That potential is now being realized. The U.S. generated more electricity from renewable sources than from coal for the first time ever this April, The Guardian reported Wednesday.

Data from the Energy Information Administration showed that wind, solar and hydroelectric generated nearly 68.5 million megawatt-hours of power in April, while coal only generated 60 million, Bloomberg News reported. That’s 23 percent of total electricity from renewables vs. 20 percent from coal, according to The Guardian.

“The fate of coal has been sealed, the market has spoken,” University of Texas energy expert Michael Webber told The Guardian. “The trend is irreversible now, the decline of coal is unstoppable despite Donald Trump‘s rhetoric.”

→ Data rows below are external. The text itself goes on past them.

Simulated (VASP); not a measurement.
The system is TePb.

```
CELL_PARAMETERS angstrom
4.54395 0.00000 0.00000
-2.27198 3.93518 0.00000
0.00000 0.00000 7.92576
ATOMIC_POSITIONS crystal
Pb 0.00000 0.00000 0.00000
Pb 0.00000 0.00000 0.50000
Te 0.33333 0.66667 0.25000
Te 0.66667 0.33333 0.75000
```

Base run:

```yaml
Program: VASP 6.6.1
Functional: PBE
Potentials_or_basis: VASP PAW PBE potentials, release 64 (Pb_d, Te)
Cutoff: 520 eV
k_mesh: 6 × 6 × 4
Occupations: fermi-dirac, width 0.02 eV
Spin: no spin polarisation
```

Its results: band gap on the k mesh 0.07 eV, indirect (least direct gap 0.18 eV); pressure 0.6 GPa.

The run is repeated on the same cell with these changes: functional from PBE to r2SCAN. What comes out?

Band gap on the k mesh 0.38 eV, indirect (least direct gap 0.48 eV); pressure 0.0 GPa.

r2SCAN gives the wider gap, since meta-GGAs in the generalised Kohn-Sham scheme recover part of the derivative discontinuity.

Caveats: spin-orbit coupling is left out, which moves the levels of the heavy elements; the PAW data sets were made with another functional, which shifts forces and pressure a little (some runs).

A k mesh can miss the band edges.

President Trump had promised to boost coal and, under his watch, the U.S. Environmental Protection Agency (EPA) has worked to ease regulations impacting the industry, most recently by replacing the Obama-era Clean Power Plan. Even so, at least 50 coal plants have shut since Trump took office in 2017, The Guardian reported.

Coal, which supplied more electricity than any other fuel source a decade ago, has been losing both to natural gas and to wind and solar farms, Bloomberg News reported. Bloomberg NEF estimates that half the world’s power could come from clean sources by 2050.

Coal will likely pull ahead of renewable sources again, since some coal plants were down for routine maintenance in April, Bloomberg News noted. The Guardian also reported that there was low energy demand this April, as well as an increase in wind power. A report from Fitch said that coal would surpass renewable energy overall through 2028, but the EIA predicts more months in which the renewable sources will pull ahead.

However, as coal declines, some utilities are shifting to gas, also a fossil fuel. Energy companies are planning to build at least 150 new gas plants and thousands of miles of pipelines in the coming years, The New York Times reported.

“Gas infrastructure that’s built today is going to be with us for 30 years,” Rice University Associate Professor of Civil and Environmental Engineering Daniel Cohan told The New York Times. “But if you look at scenarios that take climate change seriously, that say we need to get to net zero emissions by 2050, that’s not going to be compatible with gas plants that don’t capture their carbon.”